Scenario 3: Cascading join mapping

As third advanced use scenario, based on the scenario 2, add a new Input table containing Insurance details for example.

Set up an Inner Join between two lookup input tables (Owners and Insurance) in the Mapper to create a cascade lookup and hence retrieve Insurance details via the Owners table data.

Scenario 4: Advanced mapping using filters, explicit joins and rejections

This scenario introduces a Job that allows you to find BMW owners who have two to six children (inclusive), for sales promotion purpose for example.

Linking the components

  1. Drop three tFileInputDelimited components, a tMap component, and two tFileOutputDelimited components from the Palette onto the design workspace, and label them to best describe their functions.

  2. Connect the input components to the tMap using Row > Main connections.

    Pay attention to the file you connect first as it will automatically be set as Main flow, and all the other connections will be Lookup flows. In this example, the connection for the input component Owners is the Main flow.

Configuring the components

  1. Define the properties of each input components in the respective Basic settings view. Define the properties of Owners.

  2. Select Repository from the Property type list and select the component's schema, owners in this scenario, from the [Repository Content] dialog box. The rest fields are automatically filled.

    Note

    In this scenario, the input schemas are stored in the Metadata node of the Repository tree view for easy retrieval. For further information regarding metadata creation in the Repository, see Talend Studio User Guide.

    In the same way, set the properties of the other input components: Cars and Resellers. These two Lookup flows will fill in secondary (lookup) tables in the input area of the Map Editor.

  3. Then double-click the tMap component to launch the Map Editor and define the mappings and filters.

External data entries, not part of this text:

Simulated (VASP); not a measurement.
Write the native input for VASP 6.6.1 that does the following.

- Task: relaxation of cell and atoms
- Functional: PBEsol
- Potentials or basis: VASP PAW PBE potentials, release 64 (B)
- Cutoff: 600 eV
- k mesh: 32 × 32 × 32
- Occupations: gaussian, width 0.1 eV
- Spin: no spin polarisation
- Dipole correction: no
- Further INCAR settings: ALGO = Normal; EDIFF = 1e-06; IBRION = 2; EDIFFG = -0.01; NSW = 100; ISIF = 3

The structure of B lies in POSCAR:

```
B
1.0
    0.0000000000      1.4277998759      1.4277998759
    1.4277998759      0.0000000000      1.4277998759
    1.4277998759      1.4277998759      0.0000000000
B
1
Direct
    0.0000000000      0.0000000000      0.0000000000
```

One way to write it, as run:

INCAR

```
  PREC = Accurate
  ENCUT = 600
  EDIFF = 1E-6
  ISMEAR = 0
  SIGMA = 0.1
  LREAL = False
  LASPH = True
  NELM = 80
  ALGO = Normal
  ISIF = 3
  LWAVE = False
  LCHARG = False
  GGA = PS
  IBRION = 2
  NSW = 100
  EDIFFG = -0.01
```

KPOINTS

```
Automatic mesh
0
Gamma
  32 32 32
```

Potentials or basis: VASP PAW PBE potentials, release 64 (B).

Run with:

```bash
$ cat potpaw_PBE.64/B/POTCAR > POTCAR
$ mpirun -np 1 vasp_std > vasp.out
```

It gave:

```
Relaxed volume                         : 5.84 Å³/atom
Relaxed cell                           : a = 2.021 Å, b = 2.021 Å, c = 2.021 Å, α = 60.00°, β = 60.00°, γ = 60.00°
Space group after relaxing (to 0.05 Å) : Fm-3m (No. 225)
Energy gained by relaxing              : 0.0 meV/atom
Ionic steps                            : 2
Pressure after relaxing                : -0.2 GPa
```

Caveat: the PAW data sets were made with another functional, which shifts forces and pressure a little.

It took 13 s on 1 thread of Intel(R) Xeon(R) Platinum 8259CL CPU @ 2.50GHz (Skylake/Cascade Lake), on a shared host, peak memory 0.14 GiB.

    Set an explicit join between the Main flow Owner and the Lookup flow Cars by dropping the ID_Owner column of the Owners table to the ID_Owner column of the Cars table.

    The explicit join is displayed along with a hash key.

  4. In the Expr. Key field of the Make column, type in a filter. In this use case, simply type in "BMW" as the search is focused on the owners of this particular make.

  5. Implement a cascading join between the two lookup tables Cars and Resellers on the ID_Reseller column in order to retrieve resellers information.

  6. As you want to reject the null values into a separate table and exclude them from the standard output, click the tMap settings button and set Join Model to Inner Join in each of the Lookup tables.

  7. In the tMap settings, you can set Match Model to Unique match, First match, or All matches. In this use case, the All matches option is selected. Thus if several matches are found in the Inner Join, rows matching the explicit join as well as the filter, all of them will be added to the output flow (either in rejection or the regular output).

    Note

    The Unique match option functions as a Last match. The First match and All matches options function as named.

  8. On the output area of the Map Editor, click the plus button to add two tables, one for the full matches and the other for the rejections.

  9. Drag all the columns of the Owners table, the Registration, Make and Color columns of the Cars table, and the ID_Reseller and Name_Reseller columns of the Resellers table to the main output table.

  10. Drag all the columns of the Owners table to the reject output table.

  11. Click the Filter button at the top of the main output table to display the Filter expression area.

    Type in a filter statement to narrow down the number of rows loaded in the main output flow. In this use case, the statement reads: Owners.Children_Nr >= 2 && Owners.Children_Nr <= 6.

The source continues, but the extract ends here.